Manatee County Moves to Expand Water Capacity as Population Boom Strains System
The county is hiring engineers to design new treatment capacity, expand a wastewater facility, and replace aging pipes before growth outpaces what the system can handle.
Manatee County, Florida is pushing forward on one of its largest water infrastructure buildouts in recent memory, hiring engineers to tackle four major projects simultaneously as one of the fastest-growing counties in the country strains the limits of its water and wastewater systems.
At the center of the effort is the Lake Manatee Water Treatment Plant, the county's primary drinking water facility, which is adding a new treatment basin to keep up with surging demand. The county is also expanding the North Regional Water Reclamation Facility to 12.5 million gallons per day, a critical threshold given that Florida's Department of Environmental Protection requires utilities to begin expansion planning when flows hit 80% of permitted capacity. Missing that mark risks regulatory action and, potentially, moratoriums on new development connections, a serious consequence in a county that has ranked among the top in the nation for net migration.

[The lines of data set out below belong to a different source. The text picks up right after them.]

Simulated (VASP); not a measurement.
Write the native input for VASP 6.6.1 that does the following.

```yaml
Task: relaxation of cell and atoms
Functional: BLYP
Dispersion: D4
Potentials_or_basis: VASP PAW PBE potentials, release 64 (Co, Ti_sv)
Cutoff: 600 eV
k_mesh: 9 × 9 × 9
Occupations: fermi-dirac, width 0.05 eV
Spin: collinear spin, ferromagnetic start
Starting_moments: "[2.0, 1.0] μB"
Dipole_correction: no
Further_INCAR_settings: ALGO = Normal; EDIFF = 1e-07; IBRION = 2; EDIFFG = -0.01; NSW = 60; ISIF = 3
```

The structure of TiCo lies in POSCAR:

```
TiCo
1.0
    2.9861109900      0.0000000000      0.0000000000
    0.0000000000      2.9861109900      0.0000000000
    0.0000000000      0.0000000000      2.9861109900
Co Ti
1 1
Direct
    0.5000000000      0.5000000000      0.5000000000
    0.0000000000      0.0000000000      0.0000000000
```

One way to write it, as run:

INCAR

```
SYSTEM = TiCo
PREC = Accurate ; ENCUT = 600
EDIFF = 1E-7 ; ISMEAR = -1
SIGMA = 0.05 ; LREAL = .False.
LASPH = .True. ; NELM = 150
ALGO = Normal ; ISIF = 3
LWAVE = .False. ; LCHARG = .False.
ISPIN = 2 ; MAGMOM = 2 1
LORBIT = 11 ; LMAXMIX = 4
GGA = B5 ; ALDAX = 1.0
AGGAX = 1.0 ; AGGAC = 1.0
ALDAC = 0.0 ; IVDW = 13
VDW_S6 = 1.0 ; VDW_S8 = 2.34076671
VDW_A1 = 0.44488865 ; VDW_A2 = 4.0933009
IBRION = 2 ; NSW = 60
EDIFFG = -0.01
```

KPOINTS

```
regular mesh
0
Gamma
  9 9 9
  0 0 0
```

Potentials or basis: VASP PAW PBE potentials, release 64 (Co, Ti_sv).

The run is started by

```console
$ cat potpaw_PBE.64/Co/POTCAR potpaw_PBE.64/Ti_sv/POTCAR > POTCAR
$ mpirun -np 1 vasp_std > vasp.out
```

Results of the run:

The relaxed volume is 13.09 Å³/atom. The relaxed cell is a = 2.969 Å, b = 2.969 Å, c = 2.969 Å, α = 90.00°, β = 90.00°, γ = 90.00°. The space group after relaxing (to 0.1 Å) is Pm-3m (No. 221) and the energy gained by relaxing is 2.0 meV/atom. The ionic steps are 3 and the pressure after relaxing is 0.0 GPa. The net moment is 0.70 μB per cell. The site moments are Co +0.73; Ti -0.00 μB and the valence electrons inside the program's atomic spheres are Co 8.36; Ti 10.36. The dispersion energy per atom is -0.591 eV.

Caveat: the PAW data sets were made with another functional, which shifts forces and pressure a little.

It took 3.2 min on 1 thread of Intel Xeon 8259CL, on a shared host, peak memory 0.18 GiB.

As NationGraph has previously reported, the pressure on Manatee's utility system has been building for years, driven by massive residential developments like Lakewood Ranch, which straddles the Manatee-Sarasota county line and has consistently been one of the top-selling master-planned communities in the United States.
Manatee County population growth, 2010–2023
Source: U.S. Census Bureau, American Community Survey.
The buildout also confronts an aging pipe crisis. The county's engineering services solicitation includes a program to assess, repair, and replace Prestressed Concrete Cylinder Pipe, a large-diameter pipe material widely installed from the 1940s through the 1980s that is now reaching or exceeding its design life across Florida and much of the country. A single failure on a major transmission main can knock out water service to tens of thousands of customers and cost millions in emergency repairs. Neighboring Hillsborough and Pinellas counties have already launched similar proactive replacement programs.
Rounding out the effort is a pipeline resiliency component, reflecting the infrastructure hardening priorities that have reshaped Florida utility planning since hurricanes Irma in 2017 and Ian in 2022. Federal funding through the Bipartisan Infrastructure Law, which directed more than $50 billion toward water systems nationally, has helped utilities like Manatee County make the financial case for this kind of investment.
The county funds its utility system through water and sewer rates rather than general tax revenue, and has raised those rates multiple times in recent years to support capital improvements. With engineers now being brought on to lead planning and design across all four projects, the timeline for construction will depend on how quickly permitting and design work can be completed.